Knowlton's new chief thinks global
Business First of Columbus - by Brian R. Ball Business First
The new director of Ohio State University's Knowlton School of Architecture expects to stress a global knowledge of design after a bit of globetrotting herself.
Ann Pendleton-Jullian, coming off 14 years of teaching at the Massachusetts Institute of Technology, began settling into her studio office in late September with the start of the new academic year. The accomplished designer, lecturer and writer said students need to be prepared to work on projects beyond the Ohio landscape and America's shores.
A professional education program "has to be more than a junior year abroad," Pendleton-Jullian said. "It's about how we empower (students) to work abroad and apprentice abroad."
To that end, the design educator hopes to expand the school's overseas affiliations beyond the six European programs and increase the faculty's connections in other countries.
"I think that's part of the future," she said. "Many of (the graduates) who even stay in Columbus will be working on international projects."
Diversity in training
Pendleton-Jullian, 51 and a Cleveland Heights native, considered studying astrophysics in her early days at Wellesley College in Massachusetts and Cornell University in Ithaca, N.Y. before switching to Cornell's architecture program. After working for design firms in Chicago and New York City, she returned to school to get a master's degree in architecture at Princeton University. She again worked in private practice in Los Angeles and Boston before joining the MIT faculty in 1993.
Her personal experiences and professional assignments introduced her to South American, European and Asian countries.
An ongoing project involving planning and design of a proposed women's college in Bangladesh exposed her to intercultural issues for the residential campus, where students will come from four countries with differing religious beliefs. The project, done in conjunction with MIT graduate students, also involves building a campus to withstand the seasonal monsoons and droughts in an environmentally sustainable manner.
"I really enjoy being out in the world, learning from others and being challenged," said Pendleton-Jullian, who in addition to English speaks Spanish and French.
While enjoying working on projects by herself, Pendleton-Jullian said good design stems from collaboration with other professionals, whether it's a landscape architect or an anthropologist.
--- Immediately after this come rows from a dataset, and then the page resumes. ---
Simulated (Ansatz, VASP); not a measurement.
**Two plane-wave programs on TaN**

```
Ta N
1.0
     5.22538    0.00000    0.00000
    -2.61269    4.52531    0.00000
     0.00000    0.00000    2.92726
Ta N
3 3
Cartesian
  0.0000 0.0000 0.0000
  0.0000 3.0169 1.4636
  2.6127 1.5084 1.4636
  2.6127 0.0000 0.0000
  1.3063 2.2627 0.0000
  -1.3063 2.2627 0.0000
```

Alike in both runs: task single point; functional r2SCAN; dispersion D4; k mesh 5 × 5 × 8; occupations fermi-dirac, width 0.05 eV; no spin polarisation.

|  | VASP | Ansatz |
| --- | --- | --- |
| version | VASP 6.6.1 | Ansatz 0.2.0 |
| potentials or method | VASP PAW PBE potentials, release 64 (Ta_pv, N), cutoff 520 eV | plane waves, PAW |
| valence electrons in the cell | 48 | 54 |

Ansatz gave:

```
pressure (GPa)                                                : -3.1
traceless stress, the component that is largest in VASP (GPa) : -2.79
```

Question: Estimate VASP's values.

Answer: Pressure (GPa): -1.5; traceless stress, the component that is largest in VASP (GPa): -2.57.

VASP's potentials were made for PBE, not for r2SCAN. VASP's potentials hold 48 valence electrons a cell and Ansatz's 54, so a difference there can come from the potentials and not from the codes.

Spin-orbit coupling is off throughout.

"I'd bring in muscle when I needed muscle," she said. "For me, it's not about my drawing. It's always about collaboration."
Fitting the bill
The selection of Pendleton-Jullian over the summer concluded a second search for a new Knowlton School director, after the first round ended in August 2006 with a decision not to hire the lead candidate. Pendleton-Jullian's hiring also came just before the announcement that E. Gordon Gee would return as the university's president.
The dean of OSU's College of Engineering said he welcoms the outlook Pendleton-Jullian will bring to the architecture program.
"She's a global thinker, having worked on projects from Chile to Bangladesh and on both U.S. coasts," said William A. "Bud" Baeslack III.
Baeslack said that background fits well with the interdisciplinary approach Gee has said he wants the university's programs to instill.
"(Gee) is very much cross-college collaboration," Baeslack said. "And that's what Ann's about, working across colleges and across the College of Engineering's programs."
Pendleton-Jullian called architecture among the most innovative educational practices because of its project-based system in a studio environment that lasts for four hours, three times a week.
"It teaches a creative practice," she said of the rigorous schedule. Challenges that crop up during design, she said, require innovative thinking to quickly find resources to resolve the issue.
Architecture also presents a need for continued learning, in part because of ever-changing technology, new materials or changing environmental conditions.
"In design education," Pendleton-Jullian said, "you can't stop learning."
Ann Pendleton-Jullian
Title: Director, OSU Knowlton School of Architecture
Job duties: Serves as the administrator of Ohio State's architecture, landscape architecture and city and regional planning programs and its 29 full-time faculty members. The school has 212 graduate students, 316 undergraduate students admitted in the two design programs and 276 pre-majors not yet accepted into a program.
Education: Master's degree in architecture, Princeton University, 1983; bachelor's degree in architecture, Cornell Univeristy College of Architecture, Art & Planning, 1979
Salary: $205,344
Age: 51
Resides: Columbus
Family: Single, one daughter
Tidbit: Helped design a home for the late astronomer Carl Sagan and wife in Ithaca, N.Y.